Why Make a Sales Forecast?
The importance of sales forecasting should not be underestimated as it is used in just about every department of a business and can help employees better predict and determine goals and milestones that need to be reached over time. Running a business without a sales forecast is like navigating a car without directions or knowing where you are going, and it can have detrimental effects on the overall productivity and efficiency of a business. The purpose of sales forecasting is to outline the goals that need to be achieved over time which can help a business plan budgets for each department, as they have a better understanding of how much money will be coming in through the revenue made over a period of time.
A sales forecast is also necessary when it comes to determining quantities for different products. How much you purchase of certain items needs to be in line with expected demand, otherwise you run the risk of having too much of one product. Having an accurate forecast can also help to determine markdowns on items that have not yet sold and may be going out of season. Having this information can help to ensure that you are still meeting your sales goals for the week, month or season at specific branches of a business.
Why is Sales Forecasting Important?
Sales forecasting helps a business to better place purchasing orders, with items being bought in line with the demand and expected revenue received from these products. Having a good idea of the quantities needed to be purchased over a period of time can help a business to better prepare itself in terms of stock and purchasing. When looking at sales forecasting, a business is able to better prepare itself financially, measuring the estimated sales versus the costs that are associated with running a company. Having this information can ensure that a business is not spending more than it is intending to make and can also help to identify how much can be spent within each division of a company. Sales forecasting can also help when it comes to meeting customer demands, estimating price points and helps to keep investors informed of where a business is estimated to be financially in the future. This is why sales forecasting is so important and it is vital that estimates are as accurate as possible to ensure that the system works effectively.
What are The Benefits of Sales Forecasting?
The following are just a few advantages of sales forecasting to consider if you are thinking about including this type of data retrieval in the future.

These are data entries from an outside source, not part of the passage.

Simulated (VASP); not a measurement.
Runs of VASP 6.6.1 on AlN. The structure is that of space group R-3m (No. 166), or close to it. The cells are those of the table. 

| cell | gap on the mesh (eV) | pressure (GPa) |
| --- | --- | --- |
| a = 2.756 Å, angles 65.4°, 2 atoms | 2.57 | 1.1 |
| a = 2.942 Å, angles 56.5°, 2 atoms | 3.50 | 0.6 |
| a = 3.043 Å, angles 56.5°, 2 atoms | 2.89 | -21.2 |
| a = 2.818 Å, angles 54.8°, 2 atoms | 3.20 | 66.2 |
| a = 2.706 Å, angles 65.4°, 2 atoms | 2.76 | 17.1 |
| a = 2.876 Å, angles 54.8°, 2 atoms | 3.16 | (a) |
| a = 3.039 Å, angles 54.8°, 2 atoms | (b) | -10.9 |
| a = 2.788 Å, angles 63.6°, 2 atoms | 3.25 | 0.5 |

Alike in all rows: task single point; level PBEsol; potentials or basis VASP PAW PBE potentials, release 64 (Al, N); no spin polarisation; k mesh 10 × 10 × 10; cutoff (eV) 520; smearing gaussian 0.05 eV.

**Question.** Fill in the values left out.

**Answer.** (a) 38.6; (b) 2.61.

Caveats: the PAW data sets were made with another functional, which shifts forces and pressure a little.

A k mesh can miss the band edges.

- The business makes better decisions: With sales forecasting comes the knowledge and understanding of future market trends that may impact your business. With the knowledge that is acquired through sales forecasting software, a business is able to make better decisions based on actual data.
- Helps determine budgets: With sales forecasting processes comes the ability to make budgets for the upcoming year. These budgets are based on information and estimates of the future revenue of a business. They are therefore more reliable and accurate compared to just basing the information on how a business has done in the past. This also helps when thinking about purchasing accurate quantities of certain products, ensuring that the replenishment of products is based on demand. The accumulation of different data and the monitoring of KPIs can help a business to determine better how budgets will need to be structured and also ensure that no unnecessary budgets are created for things that may not be relevant in the future.
- Helps to manage future growth: Predicting the future growth of a company can help a business better prepare itself in terms of stock, marketing and the future development of a business. Sales forecasting is incredibly important when it comes to managing future growth and can help a business to better prepare things like budgets, and the number of employees and can even help investors make informed decisions that are based on relevant data.
How to Accurately Forecast Sales?
In order to reap the advantage of sales forecasting, it is important that it is done accurately and with thought-out plans that improve over time. The following are just a few ways that a business can accurately forecast sales and improve revenue and overall efficacy.
Examine Historical Trends
One of the difficulties of sales forecasting is that we cannot ever predict the future, but there may be a way that we can use information from the past to better make predictions. While looking at past trends and sales will not give you all the answers, it can help a business to better understand fluctuations over a period of time. Though we cannot estimate if any issues will arise, things like weather issues or economic conditions, estimates can be made using past sales over a period to estimate how future sales will look. Quantitative sales forecasting is a process that is used to estimate future revenue based on historical patterns and trends. This type of forecasting uses a mathematical formula to estimate trends for the future and it is used to help better forecast sales within a business.
As with any part of a business, in order to succeed, changes should be made regularly to see if there is a better and more profitable way of achieving certain goals. Breaking standard patterns and changing up your sales forecast template can help a business to better predict the future, incorporating more reliable estimates and improvements over time. Looking at data in new ways can help a business to determine whether or not targets are being met and how improvements can be made over time, which is incredibly important when it comes to the success of a business not just for right now but also looking to the future.
Predict Market Trends
When looking at how to forecast sales accurately, using analytics to predict market trends can help a business better prepare for market fluctuations. As with any business, there are periods of time when sales increase and decrease, and ensuring that you are fully aware of these different times and know how to manage them can ensure that you are not met with any surprising difficulties. Knowing market trends and strategically aligning yourself to benefit from these trends can help to increase sales and the overall amount of revenue that a business makes.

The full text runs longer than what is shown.